As many of you already know, I am an atheist. I also go to church. While I may not believe in a deity (and what I believe is not strictly that, but that is for another day), I DO believe in the teachings of Jesus, for the most part (I disagree with his stance on divorce). My church understands how I feel, but they welcome me with open arms and do not try to change me: we get along great. I think we both recognize that we are essentially on the same side. (Mark 9:40)
Communion trips me up a bit, though. I realize there are two ways to look at it. One is that you are taking in the body and blood of Jesus and the other is that you are communing with Jesus through the breaking of bread. Both don't fit for me, but I definitely like the second one better. Maybe because for me, it is about the message, not the man.
I suppose I could look at it as breaking bread with my fellow man, or as a symbol of Jesus' message, but it just doesn't fit for me. I would just be trying to make this act fit into a box it doesn't really fit in, at least for me. It would feel forced, at least at this point in my journey.
Wikipedia describes the origin of the word communion:
"The term communion is derived from Latin communio (sharing in common). The corresponding term in Greek is κοινωνία, which is often translated as 'fellowship'."
If I look at communion this way, as a sharing in common, or as a fellowship, I can understand it a bit better. A group of people symbolically showing their shared fellowship. And one of the things I really like about our church, is that this shared fellowship is open to anyone: open doors, open hearts, open minds. It is an open fellowship.
But, taking communion still doesn't feel like me. I feel as though I would be saying something that I am not saying. I feel as though it would false, and that is not fair to me or to the other people for whom it does mean something. I respect their beliefs as much as I respect my own.
My beliefs did not come to me easily. I was going to a church I absolutely loved, as they poured their hearts and resources into their community, no strings attached. They have made it a mission to help those who need help. They don't spend a lot of money on how things look; they spend it on how things ARE.

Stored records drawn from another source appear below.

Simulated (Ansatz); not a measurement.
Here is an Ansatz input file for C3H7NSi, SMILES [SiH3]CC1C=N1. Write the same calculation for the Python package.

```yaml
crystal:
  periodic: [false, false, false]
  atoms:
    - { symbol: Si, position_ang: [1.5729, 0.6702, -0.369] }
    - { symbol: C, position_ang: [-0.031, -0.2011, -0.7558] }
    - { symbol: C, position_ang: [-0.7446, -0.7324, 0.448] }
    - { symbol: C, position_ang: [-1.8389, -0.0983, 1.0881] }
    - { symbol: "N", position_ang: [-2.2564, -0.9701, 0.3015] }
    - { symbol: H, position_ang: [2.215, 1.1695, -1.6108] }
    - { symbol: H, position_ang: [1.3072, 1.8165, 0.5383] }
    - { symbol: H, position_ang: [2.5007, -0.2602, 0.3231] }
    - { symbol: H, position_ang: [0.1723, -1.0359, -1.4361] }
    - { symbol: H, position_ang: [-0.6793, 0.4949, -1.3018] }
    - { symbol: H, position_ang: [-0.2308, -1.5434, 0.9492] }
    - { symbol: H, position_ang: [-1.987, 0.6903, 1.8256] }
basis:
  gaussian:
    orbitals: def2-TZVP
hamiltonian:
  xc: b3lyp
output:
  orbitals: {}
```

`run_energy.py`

They have invited the homeless to spend the night, taking part of a program with other churches in the area to keep the homeless from freezing to death at night in the winter. They have a weekly meal, open to anyone who needs/wants food. and they don't require anything of them (no sermon, no "saving"). They give clothes to the women's prison for the women just getting out, who might need some clothes to begin their new life.
They believe in clean water and air. They believe that everyone has worth. They believe that our LGBT brother and sisters are valuable members of our society and are welcomed with open arms. They believe that we have a responsibility to the world: love it, and its inhabitants, with all our minds, hearts, and souls. Who can argue with all that?
(Strangely, a lot of people can, but that is for another day, as well.)
So, to come to realize that I did not believe in God, at least in the traditional sense, was a hard thing to come to. I knew this church was where I belonged, where I WANTED to belong. It took a long time for me to say it out loud to anyone, but they surprised me with their acceptance and love. It's not that I thought they would turn me out, but I did not dare to believe that they would just...accept and love. (That might have more to do my my own insecurities and issues, but it is how I felt at the time.)
I have been invited to take communion, no matter my beliefs. My beautiful pastor has made it clear that I am always welcome, without having to change anything about myself. The invitation makes me feel both wonderful and a little guilty. Wonderful, because it only reaffirms that THIS is the place I want to be, but guilty, because I know that, for me, I can't. At least not today.
Today is World Communion Sunday. So, I decided that, as part of my shared fellowship, I would make the bread. As I write this, I have two loaves of challah bread rising in the oven. Right now, this is how I will take my communion: through a sharing of my loaves.
I hope they can taste the love in them.